OK. I'm not that excited. Usually, the random homeless guy in the neighborhood is cooling off from downtown. Most of the neighborhood homeless guys aren't Nightwatch guests -- because Nightwatch guests know if we catch them in the neighborhood before we open, we won't help them. We open at 9:00 p.m. Show up at 9:00 p.m.
When the random homeless person wanders up from downtown and spends the night in a doorway, I try to gently let them know it's hurting our ability to help homeless people. I quietly and politely ask them to move. It usually works.
So, today I go check out the person. Wow. He's big. He's carrying a seven-foot long wooden pole, with a sharp piece of metal duct-taped to the end. He's standing in the middle of the sidewalk, glowering, menacing, and pounding the end of his pike into the concrete with force. Thunk. Thunk. Thunk. And muttering to himself.
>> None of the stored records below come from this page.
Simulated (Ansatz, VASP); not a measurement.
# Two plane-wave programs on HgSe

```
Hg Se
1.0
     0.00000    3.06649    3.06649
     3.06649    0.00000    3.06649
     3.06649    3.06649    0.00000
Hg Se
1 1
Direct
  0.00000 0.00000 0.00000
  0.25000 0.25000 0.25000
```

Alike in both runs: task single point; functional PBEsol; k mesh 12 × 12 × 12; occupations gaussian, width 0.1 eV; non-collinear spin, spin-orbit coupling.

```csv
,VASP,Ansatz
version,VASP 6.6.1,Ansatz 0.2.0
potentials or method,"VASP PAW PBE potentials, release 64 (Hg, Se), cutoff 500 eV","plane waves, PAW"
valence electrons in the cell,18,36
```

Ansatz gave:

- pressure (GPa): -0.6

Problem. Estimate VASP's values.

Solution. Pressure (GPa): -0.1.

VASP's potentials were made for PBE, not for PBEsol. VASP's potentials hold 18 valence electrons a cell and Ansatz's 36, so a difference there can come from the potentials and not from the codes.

Back in my office, I marshal my resources. Outreach phone numbers, police back-door phone numbers. I look out the window. He's walking away. Stopping at Boren for traffic to clear. Thunk. Thunk. Thunk, his stick reverberating.
Keep him -- and the community -- safe, Lord. A homeless guy with a seven foot long pike is not going to have an easy night.
There are eight million stories in the naked city. This has been one of them.